INDIANAPOLIS – The Colts turned a few heads on Sunday with a 27-7 victory at San Francisco by using an offensive line with two players starting out of position and with a rookie making his first career start.
The Colts had a physical showing by rushing for 179 yards, boasting a 4.6 average and controlling the ball for 36:25 in a contest they won going away in the lair of a defending conference champion.
For Anthony Castonzo, it was a good feeling to see his team rebound from a tough home loss against Miami, and it was a rebound he says spoke volumes about the club's resiliency.
"I feel like it just kind of shows what we're made of as a team," said Castonzo. "It shows that we're able to refocus. We don't harp on losses, and we're able to focus on the things that we need to fix.
"We practice with a purpose I think is kind of what it shows, that when we go out there practicing after a loss, we're going to make sure it doesn't happen again," said Castonzo.
Castonzo and Gosder Cherilus bookended the offensive line at tackles. Everywhere else on the line was a demonstration of versatility.
Hugh Thornton was making his first career start at left guard. Thornton played the majority of the Miami game after regular Donald Thomas exited with a season-ending injury. Thornton's starting bell came in a hostile environment against an outstanding defense.

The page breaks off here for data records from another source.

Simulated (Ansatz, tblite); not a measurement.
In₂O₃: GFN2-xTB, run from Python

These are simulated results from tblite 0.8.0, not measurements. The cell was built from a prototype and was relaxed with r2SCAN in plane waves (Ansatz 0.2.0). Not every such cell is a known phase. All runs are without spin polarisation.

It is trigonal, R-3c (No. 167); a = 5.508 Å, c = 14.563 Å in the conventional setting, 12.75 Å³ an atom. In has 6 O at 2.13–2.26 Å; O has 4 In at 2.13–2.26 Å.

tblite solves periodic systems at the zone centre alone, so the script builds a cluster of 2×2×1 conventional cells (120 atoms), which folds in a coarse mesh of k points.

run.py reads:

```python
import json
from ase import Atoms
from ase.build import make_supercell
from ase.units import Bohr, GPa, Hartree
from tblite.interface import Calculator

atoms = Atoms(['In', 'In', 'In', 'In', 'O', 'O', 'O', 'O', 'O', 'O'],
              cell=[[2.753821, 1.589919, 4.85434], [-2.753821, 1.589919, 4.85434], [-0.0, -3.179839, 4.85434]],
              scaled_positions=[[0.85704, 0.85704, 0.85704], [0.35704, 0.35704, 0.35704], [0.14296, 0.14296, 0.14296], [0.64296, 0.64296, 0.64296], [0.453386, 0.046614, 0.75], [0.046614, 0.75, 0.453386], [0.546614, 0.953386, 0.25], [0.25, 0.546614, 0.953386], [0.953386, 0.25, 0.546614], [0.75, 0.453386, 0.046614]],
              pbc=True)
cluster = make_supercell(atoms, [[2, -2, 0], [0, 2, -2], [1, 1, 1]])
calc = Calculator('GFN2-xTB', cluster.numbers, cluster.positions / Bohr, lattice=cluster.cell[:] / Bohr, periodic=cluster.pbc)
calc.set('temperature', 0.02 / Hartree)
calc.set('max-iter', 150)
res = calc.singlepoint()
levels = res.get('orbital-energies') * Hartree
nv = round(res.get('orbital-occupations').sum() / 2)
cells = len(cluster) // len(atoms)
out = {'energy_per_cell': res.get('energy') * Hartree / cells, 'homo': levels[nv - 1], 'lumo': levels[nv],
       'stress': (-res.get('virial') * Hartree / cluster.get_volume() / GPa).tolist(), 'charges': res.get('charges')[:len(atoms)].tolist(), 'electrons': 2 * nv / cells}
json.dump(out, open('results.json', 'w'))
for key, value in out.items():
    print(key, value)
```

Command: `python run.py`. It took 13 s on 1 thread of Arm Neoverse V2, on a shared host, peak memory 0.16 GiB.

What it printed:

Mike McGlynn moved from guard to center in place of Samson Satele, and Jeff Linkenbach opened for McGlynn as the Colts were using a second different opening unit in week three.
Castonzo and McGlynn were the only 16-game starters on the line a year ago, and he has a deep regard for how McGlynn was able to adjust so well.
"The fact that he was able to go from right guard to center (was impressive)," said Castonzo. "Center is an extremely cerebral position and (to) be able to make all the calls and keep everybody on the same page just shows the kind of player he is.
"He can do a lot of things. He's able to really communicate, which is the biggest thing coming from the center position. Just the fact that he can play multiple positions, he's an extremely valuable guy to have out there."
Indianapolis topped 100 rushing yards for the third straight week, the first time since 1989 the team has opened a season with three straight such performances.
The goal coming into the season was to have a more blended attack, one that would feature a more powerful ground attack than in previous years. Castonzo thought Sunday's effort was a huge gain in that area.
"Just the fact we were able to consistently go to it (Sunday), I think that was a definite step in the right direction," said Castonzo. "A lot of that has to do with the fact that we just have backs that are fun to block for. On the field, Ahmad (Bradshaw) was extremely emotional and was just having a great time running, and that kind of feeds through to everyone else.
"We just get excited blocking for a guy who's going to get excited every time he gets a couple yards."
Bradshaw was starting for the second straight week. His 95 yards topped Colts rushers, and his 27-yard burst with six minutes left set up the first of two fourth-quarter touchdowns that iced the game.
The line paved the way for Trent Richardson to get 35 yards and a touchdown as well just four days after arriving in a trade.
"We're extremely deep back there at running back," said Castonzo, the most tenured lineman in terms of service to the team. "Even with the loss of Vick (Ballard), who's obviously a fantastic player, we still got a lot of depth back there. Each guy brings his own talents and a lot of changeups, so it's pretty exciting to have those guys back there."
The Colts had their first three-touchdown ground effort since 2008, and only the 25th such performance in the team's 30-year Indianapolis era. It is a departure from the past.
Chuck Pagano has said he does not mind how the club gains its yards and points, only that it does so. Castonzo feels the same way, but does not mind if accomplishments come on the ground.
"Touchdowns are touchdowns no matter what," said Castonzo. "No matter how we get them, I love them, but it definitely feels good to be able to run the ball. It's kind of an offensive lineman's dream to be able to run the ball and run it in for scores."